How to make gramps-web fast

@DavidMStraub, and other gramps-web developers, I’ve been looking at what gramps-web can do differently from gramps-desktop in terms of speed. Specifically, the /get endpoint does what you currently have to do: get all of the primary objects (Person, for example) and then do the filtering, and ordering, and then select a page full to render. Very expensive!

But the prospect of JSON in the database makes a big difference (if we are willing to make some small sacrifices).

To make a big difference, we want to select only a page of data from the DB. But we can’t do that until we have the data in sorted order. Can we get all of the data for a page in sorted order without going to Python objects? Yes!

The Person data is probably the hardest, but is possible. The birth and death representations make this a little tricky. Here is a pure SQL selection query that is sortable, and can get just a page of data:

SELECT json_data->>"$.gramps_id" as "Gramps ID",
       json_data->>"$.primary_name.surname_list[0].surname" as Surname,
       json_data->>"$.primary_name.first_name" as "Given Name",
       birth_date->>"$.dateval" as "Birth Date",
       death_date->>"$.dateval" as "Death Date",
       json_data->>"$.change" as "Last changed"
   FROM (SELECT person.json_data,
                birth_event_ref,
		birth_json_data->>"$.date" as birth_date,
		death_event_ref,
		death_json_data->>"$.date" as death_date
	   FROM (SELECT person.json_data,
			birth.value as birth_event_ref,
			death.value as death_event_ref
		    FROM person,
		         json_each(person.json_data, "$.event_ref_list") as birth,
		         json_each(person.json_data, "$.event_ref_list") as death
		       WHERE person.birth_ref_index = birth.key and person.death_ref_index = death.key) as person
           LEFT JOIN (SELECT handle,
	                json_data as birth_json_data
		      FROM event) as birth_event
		ON birth_event.handle = birth_event_ref->>"$.ref"
           LEFT JOIN (SELECT handle,
	                json_data as death_json_data
		      FROM event) as death_event
		ON death_event.handle = death_event_ref->>"$.ref"
   )
;

My SQL is a little rusty, but I think that is correct. The data looks correct:

(Once we have the data selected, then we can do more expensive operations on the objects, such as getting the full name, date formats, etc.)
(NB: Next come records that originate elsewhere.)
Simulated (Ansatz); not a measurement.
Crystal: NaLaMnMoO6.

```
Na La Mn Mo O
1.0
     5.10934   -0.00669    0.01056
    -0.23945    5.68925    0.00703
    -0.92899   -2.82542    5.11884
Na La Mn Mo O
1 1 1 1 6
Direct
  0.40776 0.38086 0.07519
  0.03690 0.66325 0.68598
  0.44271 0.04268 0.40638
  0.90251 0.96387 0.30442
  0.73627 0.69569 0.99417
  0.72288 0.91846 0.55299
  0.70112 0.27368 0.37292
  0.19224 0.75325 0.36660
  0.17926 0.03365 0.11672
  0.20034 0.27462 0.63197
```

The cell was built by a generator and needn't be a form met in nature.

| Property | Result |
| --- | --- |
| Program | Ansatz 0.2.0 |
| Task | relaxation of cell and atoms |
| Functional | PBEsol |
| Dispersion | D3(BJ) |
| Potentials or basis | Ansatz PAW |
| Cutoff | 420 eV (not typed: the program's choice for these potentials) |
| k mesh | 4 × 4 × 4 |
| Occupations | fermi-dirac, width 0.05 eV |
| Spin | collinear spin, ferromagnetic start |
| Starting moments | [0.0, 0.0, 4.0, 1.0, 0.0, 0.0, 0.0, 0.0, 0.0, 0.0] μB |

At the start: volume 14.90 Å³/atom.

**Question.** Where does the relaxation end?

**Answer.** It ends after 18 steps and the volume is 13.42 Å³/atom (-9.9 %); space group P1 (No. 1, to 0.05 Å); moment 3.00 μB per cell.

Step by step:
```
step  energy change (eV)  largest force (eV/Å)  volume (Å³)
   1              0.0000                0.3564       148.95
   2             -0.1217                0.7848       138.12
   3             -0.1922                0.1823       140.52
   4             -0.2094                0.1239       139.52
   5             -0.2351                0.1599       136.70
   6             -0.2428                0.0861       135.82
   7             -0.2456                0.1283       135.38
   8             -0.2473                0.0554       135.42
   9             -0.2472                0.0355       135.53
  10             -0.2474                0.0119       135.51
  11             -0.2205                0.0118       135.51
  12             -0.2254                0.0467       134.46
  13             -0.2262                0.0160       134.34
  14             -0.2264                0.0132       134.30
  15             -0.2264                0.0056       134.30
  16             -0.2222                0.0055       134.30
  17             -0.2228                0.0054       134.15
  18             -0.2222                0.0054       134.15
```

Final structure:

What are the compromises? Well, we’ll have to do some additional work to get the ordering of surnames to exactly match the possibilities in gramps-desktop. I think just the unicode sorting in SQLite works as expected. We can add some support for more complex surnames, if needed.

With this approach, we should be able to handle databases with millions of rows.

5 Likes

Another SQLite feature that we may want to investigate is Indexes On Expressions. Using this it should be possible to directly index a JSON element.

3 Likes

Absolutely! That will be an easy addition once we are done with the JSON representation.

1 Like

Hi @dsblank, very good point. Actually already now we’re not leveraging any of the auxiliary columns (which contain all of the “first-level” properties) for searching or filtering.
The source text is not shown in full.